In Part 3 Micah tells what God requires – a shorter list than Moses’ Ten Commandments and slightly longer than Jesus’ big two commandments.

  1. Do justice
  2. Love mercy
  3. Walk humbly

That’s it, Lambeth Conference.  That’s it Primates of the Anglican Communion.  That’s it, Anglican Consultative Council.   That’s it, Archbishop of Canterbury.  That’s it, church.  That’s it, fellow sinners.

And that is quite challenge enough.

There is a dangerous mistake in our catechism:

Question: What response did God require from the chosen people?

Answer: God required the chosen people to be faithful; to love justice, to do mercy, and to walk humbly with their God..” Book of Common Prayer page 847

That is not what Micah says.   Look again:   Micah pairs Do with justice.  Micah pairs Love with mercy.

The version in the catechism tries to get us off the hook.   It is much easier to love justice than to do it; it is much easier to be merciful than to love mercy.  

We all know people who just love justice but do not behave justly.  We need to do justice regardless of whether we like doing it.

I know many people who are in fact merciful, but I know few who so thoroughly enjoy being merciful that that objective outside observers could with assurance say, 'They actually love mercy.'  Many are merciful for strategic purposes – such as being merciful for what they can get out of it, whether it be good reputation or favors.  Very few are merciful because of the generosity of their character, the way God is merciful towards us.

At General Convention 2003 I submitted D003 a resolution to correct the version in the Prayer Book.  Convention referred it to a committee and I have not heard of it again.  (See Journal of the General Convention of… The Episcopal Church, Minneapolis, 2003 (New York: General Convention, 2004), p. 679.

Psalm 15

LORD, who may dwell in your tabernacle? *
who may abide upon your holy hill?

Abiding with God is at the heart of most religious quests.   The psalm answers its own question.  The one  who “will win” that honor is  “Whoever leads a blameless life and does what is right.”

The rest of the psalm specifies several ways that demonstrate a blameless life, but the answer makes me uncomfortable, as undoubtedly it made St. Paul uncomfortable.  At the heart of the Psalm is notion that going to heaven is guaranteed by following the rules, but who can succeed in following all the rules?

By contrast, Saint Paul suggests that we will never get to heaven trusting in our own righteousness, but by God’s manifold and great mercy.    It is not our righteousness, but God’s that saves us.

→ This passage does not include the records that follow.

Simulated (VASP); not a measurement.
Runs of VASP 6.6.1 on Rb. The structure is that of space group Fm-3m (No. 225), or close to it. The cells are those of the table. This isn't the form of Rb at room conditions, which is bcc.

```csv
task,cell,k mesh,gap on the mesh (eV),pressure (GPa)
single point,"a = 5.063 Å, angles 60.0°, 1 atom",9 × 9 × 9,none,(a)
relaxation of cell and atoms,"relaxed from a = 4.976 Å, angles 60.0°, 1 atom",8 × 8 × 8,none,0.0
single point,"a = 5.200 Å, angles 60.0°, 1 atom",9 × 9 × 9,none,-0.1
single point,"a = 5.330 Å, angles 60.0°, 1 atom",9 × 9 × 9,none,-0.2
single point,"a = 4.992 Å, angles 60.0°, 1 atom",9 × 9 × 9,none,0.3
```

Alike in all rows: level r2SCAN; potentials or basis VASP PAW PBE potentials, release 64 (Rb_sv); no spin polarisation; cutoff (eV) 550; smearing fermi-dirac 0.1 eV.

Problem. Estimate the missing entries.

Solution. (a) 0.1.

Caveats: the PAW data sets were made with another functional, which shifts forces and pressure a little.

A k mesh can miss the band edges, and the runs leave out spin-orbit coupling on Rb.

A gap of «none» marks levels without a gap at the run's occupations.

I have found myself highly vulnerable to sin, especially the sins of spiritual arrogance and insensitivity, when I put myself into the comfortable space Psalm 15 attempts to provide.   It is all too easy to tell oneself, “I am doing the right thing.  I am following the rules….”

Jesus spoke of the excesses of a point of view like that:  “The Pharisee stood by himself and prayed this prayer: 'I thank you, God, that I am not a sinner like everyone else. For I don't cheat, I don't sin, and I don't commit adultery. I'm certainly not like that tax collector!….” (Luke 18:11)

1 Corinthians 1:18-31

The epistle suggests limits to trusting in our own intellect or power.  It strikes an anti-intellectual note, “Where is the one who is wise? Where is the scribe? Where is the debater of this age? Has not God made foolish the wisdom of the world?”

Saint suggests that the lower station, the greater the cause to boast.

Consider your own call, brothers and sisters: not many of you were wise by human standards, not many were powerful, not many were of noble birth. But God chose what is foolish in the world to shame the wise; God chose what is weak in the world to shame the strong; God chose what is low and despised in the world, things that are not, to reduce to nothing things that are, so that no one might boast in the presence of God.

Is there a smattering of reverse snobbery here?

Matthew 5:1-12

The word blessed easily anesthetizes an audience to the gustiness of Jesus’ series of paradoxes here.  Happy works a bit better than blessed, especially if the translator reinforces the paradox  syntactically.  For example, here’s the Quean Lutibelle version:

You want to be happy?   Be poor.  Yes, be poor in spirit.

You want to be happy?  Mourn.   Yes, mourn, and you will be comforted.

You want to be happy?  Be meek.  Be timid.  Be non-aggressive. The earth will belong to you even though  others may never notice.

You want to be happy?  Be hungry and thirsty for righteousness.   Then and only then will you have the happiness of being filled.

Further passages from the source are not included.